Woman in her 20s meets man in his 40s at an airport. They reconnect in Berlin in the post-flight taxi queue, spend time in an expensive hotel and start a relationship. With its cute dialogue, this early play from Fiona Doyle – author of the award-wining Coolatully – starts out a little like a romcom but becomes as fractured as a smashed bottle as it charts the breakdown of a relationship that turns increasingly violent.
It might be read as a fable about the baggage brought into every relationship and the way the damage of the past affects the present. It could be perceived as a particularly twisted revenge drama. Or it might simply be a reminder that something that appears beautiful can turn out to be poisonous, even fatal.

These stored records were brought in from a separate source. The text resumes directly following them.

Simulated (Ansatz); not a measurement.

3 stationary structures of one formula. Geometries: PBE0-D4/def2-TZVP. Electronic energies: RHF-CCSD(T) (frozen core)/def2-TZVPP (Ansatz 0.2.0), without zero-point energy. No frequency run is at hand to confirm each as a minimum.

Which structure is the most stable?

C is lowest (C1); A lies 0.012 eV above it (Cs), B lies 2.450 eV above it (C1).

The trouble is that telling a story in non-chronological order, so that the audience must piece together the narrative and every scene becomes like a clue at a crime scene, doesn’t necessarily make the story any more compelling than if it had been told in more traditional fashion.
The terse, often enigmatic exchanges in Abigail are baffling as often as they are illuminating, and Doyle neglects to flesh out her characters (played by Tia Bannon and Mark Rose). The Man is particularly sketchily drawn, and you wonder why he doesn’t just cut and run much earlier. Joshua McTaggart’s production, the final play in the Bunker’s inaugural season, never makes us warm to either of them.